November 20th, 2014

Why is it so hard to evolve a programming language?

Parsers.

We use weak parsing algorithms – often hand-written left-leaning recursive descent parsers. Sometimes PEGs. Usually with a lexing layer that treats keywords specially, annotating them as a particular part of speech without that being a function of the grammar, but the words themselves.

This makes writing a parser easy, particularly for those hand-written parsers. Keywords are also a major reason we can’t evolve languages: adding new words breaks old programs that were already using them.

The alternative is to push identification of keywords into the grammar, and out of the lexer. This means that part of speech for a word can be determined by where it’s used. This allows some weird language, but it keeps things working well. Imagine javascript letting you have var var =. It’s not ambiguous, since a keyword can’t appear as a variable name, positionally. The first var can’t be known whether it’s a keyword or variable name without some lookahead, though: var = would be a variable name and var foo would be a keyword.
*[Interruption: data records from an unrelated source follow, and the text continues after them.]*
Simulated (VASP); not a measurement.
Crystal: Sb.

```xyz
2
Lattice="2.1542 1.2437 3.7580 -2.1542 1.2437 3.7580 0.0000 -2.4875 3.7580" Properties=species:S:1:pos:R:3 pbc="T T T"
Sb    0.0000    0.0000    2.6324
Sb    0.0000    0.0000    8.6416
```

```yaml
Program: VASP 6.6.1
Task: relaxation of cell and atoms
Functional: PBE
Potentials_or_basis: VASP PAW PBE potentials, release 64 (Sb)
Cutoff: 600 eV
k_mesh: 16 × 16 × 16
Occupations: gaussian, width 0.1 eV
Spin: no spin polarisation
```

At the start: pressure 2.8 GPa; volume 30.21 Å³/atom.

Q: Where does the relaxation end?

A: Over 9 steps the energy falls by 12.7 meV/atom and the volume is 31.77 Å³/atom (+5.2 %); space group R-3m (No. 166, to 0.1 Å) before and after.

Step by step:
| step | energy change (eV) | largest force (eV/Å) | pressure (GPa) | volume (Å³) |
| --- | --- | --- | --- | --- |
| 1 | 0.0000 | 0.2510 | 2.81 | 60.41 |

This usually means using better parsers. Hand written parsers could maintain a couple tokens buffered state, allowing an unshift or two to put tokens back when a phrase doesn’t match; generated parsers can do better and use GLR, and a fully dynamic parser working off of the grammar as a data structure can use Earley’s algorithm.

These are problematic for PEGs though. They won’t backtrack and figure out which interpretation is correct. Once a PEG has chosen a part of speech for a word, it sticks. That’s the rationale behind its ordered choice operator: one must have clear precedence. It’s in essence an implicit way to mark which part of speech something is in a grammar.

Backward-incompatible changes

It’s always tempting to get a ‘clean break’ on a language; misfeatures build up as we evolve it. This is the biggest disservice we can do our users: a clean break breaks every program they have ever written. It’s a new language, and you’re starting fresh.

Ways forward

Pragmas. "use strict" being the one Javascript has. They’re ugly, they don’t scale that well, so they have to be kept to a minimum. Version selection form mutually exclusive pragmas. This is what Netscape and Mozilla did to opt in to new features: <script language='javascript1.8'>. The downside here is that versioning is coarse, and doesn’t let you mix and match features. Scoping "use strict" to the function in ES5 was smart, in that it allows us to use the lexical scope as a place where the language changes too.

The complexity with "use strict" is that it changes things more than lexically: Functions declared in strict mode behave differently, and if you’re clever, you can observe this from the outside, as a caller, and that’s a problem for backward compatibility.

Support multiple sub-languages. In a parser that can support combining grammars (Earley’s algorithm and combinator parsers for pure LL languages in particular are good at this, though PEGs are not). If someone elects a different language within a region of the program, this is possible. Language features can be left as orthogonal layers. How one would express that intent is unexplored, though. Too few people use the tools that would allow this.

Versions may really be the best path forward. Modular software can be composed out of multiple files, and with javascript in the browser in particular, we’ll have to devise other methods; transport of unparsed script is already complex.

We should separate the parser from the semantics of a language: Let there be one, two, even ten versions of the syntax available, and push down to a more easily versioned (or not at all) semantic layer. This is where Python fell down without needing to. The old cruft could have been maintained and reformed in terms of the new concepts from Python3.